I needed an expert buyer – at Gillows I met David Imrie, and we decided to open our own business. It was on the eve of a major recessionary time, the late 80s, and there wasn’t a lot of money. David and I remortgaged our houses and put money in, and Cadogan Estates backed us, and we opened our first store in Abingdon. Over a passage of time, Cadogan made a modest investment. If we’d just had one store and then gave birth to another one store, it would have gone on forever, we had to accelerate it a bit, but 12 years later, with the help of the Bank of Scotland, we bought them out, they had a 50-times return on their investment. It was worth every penny, we’d never have done it without them. At that time we probably had 25 stores – today we’ve got 40.

Tell me more about the growth of the business?

Sometimes we’d open one store, one year we opened seven – in 2000, the opportunities were there and we took them. We had another management buyout in 2007, when we bought out the bank as well and David retired. When we were building the business it was hard, I worked six days one week and seven days the next for 18 months, didn’t take a holiday, and didn’t take a salary for the first six months. I thought I knew it all – your plans are always more ambitious than reality, but that’s what sees you through, you’re not going to build a business by thinking I’ll never do that. We now have 752 people, I know pretty much everybody’s name in the business, I phone the shops every weekend and visit the stores as much as I can. My business is built on people. People are our greatest asset, and I mean it.

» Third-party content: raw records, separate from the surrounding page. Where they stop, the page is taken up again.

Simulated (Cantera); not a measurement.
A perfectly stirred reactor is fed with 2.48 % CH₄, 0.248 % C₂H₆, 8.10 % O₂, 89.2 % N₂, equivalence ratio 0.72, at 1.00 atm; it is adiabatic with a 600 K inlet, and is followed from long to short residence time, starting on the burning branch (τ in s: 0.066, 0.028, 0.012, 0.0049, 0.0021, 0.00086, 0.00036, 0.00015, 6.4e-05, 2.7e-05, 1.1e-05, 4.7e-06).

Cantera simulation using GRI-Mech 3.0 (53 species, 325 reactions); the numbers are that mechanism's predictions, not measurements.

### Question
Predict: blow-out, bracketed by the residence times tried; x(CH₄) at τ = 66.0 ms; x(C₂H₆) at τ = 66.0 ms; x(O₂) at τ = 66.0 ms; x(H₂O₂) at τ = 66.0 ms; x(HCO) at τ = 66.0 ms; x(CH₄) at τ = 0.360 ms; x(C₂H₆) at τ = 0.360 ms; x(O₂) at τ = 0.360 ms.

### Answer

You’re the biggest independent furniture chain in the country – how would you account for your success? And in a tough market, how do you keep the edge?

People – getting the best out of people, getting the best people. We’re looking at new products all the time, new ideas, new markets, new ways of doing things. This is not a boardroom, it’s a war room, you’ve got to fight out there, this market is horrendous, it’s incredibly tough. We travel to America, Milan, we’ll see ideas and say we’ll try that. There’s so many ideas, the key to it for me is travel, keeping your eyes open and never thinking you know it all. We design stuff, we’re just doing a whole new contemporary range, so while our key audience is a maturer audience, we’re also very keen to appeal to a younger audience too, so we’re expanding the market. You have to constantly evolve. As the market has got tougher and tougher we continue to put more and more emphasis on value, but you’ve got to have good quality as well, and interesting design, and choice – we’re one of the few that have upholstery, cabinet furniture, tables and chairs, and beds all under one roof. And not everybody can replicate what we have in terms of the warmth in the stores, that is so important to me, and service. We’re not perfect, we try so hard to offer good service and to follow it through because it’s not a well-served industry, so we constantly work at that to make sure it’s done well. When you go into the shops you see “Love your home”. We’re a slightly alternative furniture retailer – we’re quite aggressive, you’ve got to be today, everyone wants value, and our strapline is “bringing home value”, but its bringing home to your home value: there’s much more to us than just banging it out at four-years interest-free and half-price.

How will Furniture Village continue to grow and evolve?

Online is obviously an extraordinary channel of opportunity so we’re pushing online, developing rapidly. We’re doing our own videos for online, and we’re working on Village Direct online, doing furniture to let. We’re going to open one or two stores a year, we’re just moving our Croydon store to a bigger building which is 40,000 feet, we’ve got a new store in Ipswich opening later this year, and we could open a couple more stores around London. We’ve got the London Bed Company which we trade in Selfridges and we do incredibly well there. We did have two or three London Bed Company shops but we’ve learnt that little furniture shops don’t really work for us, we’ve got to have a big shop with a big manager, a big budget and big advertising, that’s what works. There’s plenty of places for us to go yet, if we want to. There isn’t really a need, we’re a different kind of business – not that we lack ambition, but I don’t want to go on the stock market, I don’t want to be the biggest, but when you get to our size, all of a sudden everyone thinks ooh you better double your stores, go on the stock market, get private equity backing, make millions and appear in the Rich List and I couldn’t think of anything worse, I’m not interested in it at all, I’m not driven by money.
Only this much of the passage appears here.